Just midway through the year, we've already spotted several works that stand out from all the rest — from a dance festival featuring emerging and established artists to a graduate art student video conjuring the spirit of a famed contemporary artist. Here are a few of the best things we've seen in mural art, dance, public art, and more.
Industrial Pipe Wave
Scottsdale Public Art commissioned Birmingham artist Christopher Fennell to create a large sculptural wave of salvaged industrial pipe, in addition to three small sculptures at the site located near a water treatment facility by a section of the Arizona canal and the Cattletrack Gallery
off McDonald Road. Fennell stopped often during construction of Industrial Pipe Wave
, undertaken in part during the three-day Canal Convergence
festival in late February and early March, to talk with curious people who passed by – giving onlookers the chance to learn more about his process while exploring its results.

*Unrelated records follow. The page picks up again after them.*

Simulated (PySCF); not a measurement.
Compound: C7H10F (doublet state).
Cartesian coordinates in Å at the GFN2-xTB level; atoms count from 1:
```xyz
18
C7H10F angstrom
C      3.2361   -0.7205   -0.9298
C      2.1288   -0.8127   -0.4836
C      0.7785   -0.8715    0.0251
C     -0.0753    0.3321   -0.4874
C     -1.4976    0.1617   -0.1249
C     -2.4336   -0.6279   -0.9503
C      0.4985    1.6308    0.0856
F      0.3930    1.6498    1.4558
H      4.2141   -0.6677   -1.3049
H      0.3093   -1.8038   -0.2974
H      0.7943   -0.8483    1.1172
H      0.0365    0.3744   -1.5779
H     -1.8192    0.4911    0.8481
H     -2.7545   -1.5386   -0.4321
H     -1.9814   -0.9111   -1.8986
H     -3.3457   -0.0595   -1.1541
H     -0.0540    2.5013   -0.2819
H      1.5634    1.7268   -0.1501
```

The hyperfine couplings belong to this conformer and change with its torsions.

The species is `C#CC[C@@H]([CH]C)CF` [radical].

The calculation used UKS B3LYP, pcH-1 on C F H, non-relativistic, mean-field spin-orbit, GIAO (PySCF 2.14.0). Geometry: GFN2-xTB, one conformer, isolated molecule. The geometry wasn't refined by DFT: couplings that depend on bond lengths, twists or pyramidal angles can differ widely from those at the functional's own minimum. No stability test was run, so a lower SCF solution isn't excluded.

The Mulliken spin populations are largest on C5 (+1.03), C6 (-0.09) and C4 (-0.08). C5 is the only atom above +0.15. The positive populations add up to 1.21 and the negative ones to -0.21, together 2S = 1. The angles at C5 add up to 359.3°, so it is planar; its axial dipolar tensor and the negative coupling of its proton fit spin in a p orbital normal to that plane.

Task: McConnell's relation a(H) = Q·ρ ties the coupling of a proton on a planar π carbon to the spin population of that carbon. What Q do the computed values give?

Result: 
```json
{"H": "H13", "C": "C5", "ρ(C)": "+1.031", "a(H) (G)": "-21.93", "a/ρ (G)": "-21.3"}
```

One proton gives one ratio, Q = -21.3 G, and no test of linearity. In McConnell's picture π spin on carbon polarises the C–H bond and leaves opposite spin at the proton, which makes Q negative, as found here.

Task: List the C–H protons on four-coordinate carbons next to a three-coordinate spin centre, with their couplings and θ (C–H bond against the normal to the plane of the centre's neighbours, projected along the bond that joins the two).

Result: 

, held May 15 and 16 at The Clarendon Hotel
, included a mix of visual and performance art presented in hotel rooms and common spaces — including Transformation
by Raphael Navarro and Holly Anderson. The work, comprising white paper butterflies lit by black light — some formed into the shape of a seated figure in the lotus position — demonstrated a beauty of simplicity that trumped several of the event’s more complicated pieces. A small trail of butterflies along a hallway near their exhibition space beckoned visitors, who stood mesmerized for many minutes after encountering the elegant work.
Beta Dance Festival
Several individual artists and dance companies performed at Phoenix Center for the Arts
on May 30 as part of a one-evening showcase called the Beta Dance Festival, an event designed to introduce local dance aficionados and new audiences to fresh “artistic voices of movement.” The program featured strong performances and creative choreography delivered in diverse pieces that reflected a wide range of human emotions from elation to despair. Emerging and established artists shared the stage, offering evidence that the local dance scene is far from stale or static.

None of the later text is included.